Newbie question : Example of writing metadata to PDF under windows line command?

Started by Andy62, September 22, 2020, 03:57:55 PM

Previous topic - Next topic

Andy62

Hi, I tried to find an example in the forum about modifying metadata like Author, Title and Subject in a pdf file using the windows command line version with no luck. I know should be simple but.... can't find any. Any example would be greatly appreciated. I need to create a batch file (.bat) for 5,000 pdf files with specific metadata for each file. Adobe Acrobat is a waste of time  :o

Thanks,
Andy

StarGeek

At the very basic, you would do something like
exiftool -Author="Charles Dickens" -Title="A Tale of Two Cities" -Subject="A historical novel set during the French Revolution" /path/to/files/

But you need to be aware that there are other tags with those names and there are many tags that other programs might call be a different name, see FAQ #3 for details.  The above command used on a PDF will write to both the PDF tags and the XMP tags, which should cover all the bases. 
"It didn't work" isn't helpful. What was the exact command used and the output.
Read FAQ #3 and use that cmd
Please use the Code button for exiftool output

Please include your OS/Exiftool version/filetype

Andy62

Thanks, it got me going... and did what I needed! Great stuff!

a few things...


  • A problem with windows command line if you use UTF-8 character like éèâ: -author="André âme français". It won't send the proper code to ExifTool. So I just replaced them with non-accent. It gives: Warning: Malformed UTF-8 character(s) - c:/exiftool/icfo3281.pdf. It replaces the éèâ with ? sign. Must be a problem with the command line of windows.

  • If the metadata is empty when I write to it, it gives Warning: [minor] Ignored empty rdf:Bag list for dc:creator - c:/exiftool/icfo3281.pdf. But everything is OK in the file.

  • This is a strange one. When I write into -Subject it is also copied in Keywords and if I write in -Subject and -keywords, I still have the Subject at the beginning of Keywords.

Must say, it's warp speed compare to Adobe Acrobat and it's works better than javascript in Acrobat!  ;D

StarGeek

Quote from: Andy62 on September 22, 2020, 10:46:40 PMA problem with windows command line if you use UTF-8 character like éèâ: -author="André âme français". It won't send the proper code to ExifTool. So I just replaced them with non-accent. It gives: Warning: Malformed UTF-8 character(s) - c:/exiftool/icfo3281.pdf. It replaces the éèâ with ? sign. Must be a problem with the command line of windows.

Windows command line doesn't do well with non-ascii characters.  See FAQ #10 and/or FAQ #18.  For the characters you mention, adding the -L (latin) option should help.

QuoteThis is a strange one. When I write into -Subject it is also copied in Keywords and if I write in -Subject and -keywords, I still have the Subject at the beginning of Keywords.

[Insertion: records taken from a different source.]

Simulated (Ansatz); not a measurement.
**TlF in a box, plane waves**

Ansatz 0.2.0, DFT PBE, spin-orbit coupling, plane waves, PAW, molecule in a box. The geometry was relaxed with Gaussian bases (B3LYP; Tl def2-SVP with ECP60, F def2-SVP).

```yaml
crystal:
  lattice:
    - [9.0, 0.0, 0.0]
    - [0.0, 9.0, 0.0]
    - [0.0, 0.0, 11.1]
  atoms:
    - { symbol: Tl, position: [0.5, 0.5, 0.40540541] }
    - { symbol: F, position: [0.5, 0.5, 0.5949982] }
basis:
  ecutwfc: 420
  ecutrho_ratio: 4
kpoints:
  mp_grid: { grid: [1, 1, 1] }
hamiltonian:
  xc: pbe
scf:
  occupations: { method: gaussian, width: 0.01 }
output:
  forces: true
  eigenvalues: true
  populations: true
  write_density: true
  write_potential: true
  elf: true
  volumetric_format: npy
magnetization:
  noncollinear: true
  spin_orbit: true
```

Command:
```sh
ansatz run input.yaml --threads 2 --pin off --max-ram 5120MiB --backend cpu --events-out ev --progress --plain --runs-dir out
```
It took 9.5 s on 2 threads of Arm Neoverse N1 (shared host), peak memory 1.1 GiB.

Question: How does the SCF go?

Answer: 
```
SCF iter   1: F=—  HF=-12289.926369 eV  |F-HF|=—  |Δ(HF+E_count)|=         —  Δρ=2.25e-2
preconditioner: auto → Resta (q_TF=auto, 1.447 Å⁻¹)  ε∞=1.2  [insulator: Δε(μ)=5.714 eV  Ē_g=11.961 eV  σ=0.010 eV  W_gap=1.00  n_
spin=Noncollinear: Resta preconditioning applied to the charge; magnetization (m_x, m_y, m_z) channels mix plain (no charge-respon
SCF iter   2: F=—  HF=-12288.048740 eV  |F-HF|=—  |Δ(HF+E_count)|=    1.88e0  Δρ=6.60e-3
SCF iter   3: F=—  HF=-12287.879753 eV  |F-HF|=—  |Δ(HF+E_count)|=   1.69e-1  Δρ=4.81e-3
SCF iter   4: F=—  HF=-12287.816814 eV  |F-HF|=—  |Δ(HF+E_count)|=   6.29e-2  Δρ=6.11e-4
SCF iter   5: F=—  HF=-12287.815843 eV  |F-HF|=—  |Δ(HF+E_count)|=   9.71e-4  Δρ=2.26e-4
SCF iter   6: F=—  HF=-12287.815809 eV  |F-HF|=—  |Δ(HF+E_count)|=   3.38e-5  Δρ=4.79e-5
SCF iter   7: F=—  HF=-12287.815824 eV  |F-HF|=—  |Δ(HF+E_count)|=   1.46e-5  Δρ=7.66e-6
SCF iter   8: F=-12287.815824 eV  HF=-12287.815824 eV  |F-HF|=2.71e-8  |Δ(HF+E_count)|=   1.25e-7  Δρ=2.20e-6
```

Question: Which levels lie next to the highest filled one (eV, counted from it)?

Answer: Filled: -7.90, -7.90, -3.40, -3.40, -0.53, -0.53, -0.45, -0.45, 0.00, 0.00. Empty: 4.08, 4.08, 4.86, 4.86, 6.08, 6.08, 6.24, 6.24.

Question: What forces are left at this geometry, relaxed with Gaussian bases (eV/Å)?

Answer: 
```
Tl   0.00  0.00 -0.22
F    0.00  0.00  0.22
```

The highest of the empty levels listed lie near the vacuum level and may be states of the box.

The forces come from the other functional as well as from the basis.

This is one of the same name tags I mentioned.  By default for Subject, exiftool is writing to the PDF:Subject (see PDF tags) and XMP:Subject (see XMP Dublin Core tags).  The trouble is that the two tags have completely different uses.  The former is a simple string.  I believe it's the description, though I haven't checked the specs.  The latter, on the other hand, is a list type tag which is the XMP version of keywords.

You can narrow down the tags written by using PDF:Subject or XMP:Subject to limit which tag is written.
"It didn't work" isn't helpful. What was the exact command used and the output.
Read FAQ #3 and use that cmd
Please use the Code button for exiftool output

Please include your OS/Exiftool version/filetype

Andy62

This solves the situations, super! But.... there is always a but in programming  :-\

I make the command lines in PHP because all my info is from a MySQL database. This causes problems between encoding types.

The -L works well if I enter the command line directly in the windows command line. But if I paste this command line in a .bat file and run it, It doesn't work. So the .bat file that I make is not in the proper encoding.

Still using -L, in php this fix it: $pdfScript = mb_convert_encoding($pdfScript, "CP850"); before saving the file in PHP. Finaly, it's a 2MB .bat file, works great!

Thank you for your help, much appreciated.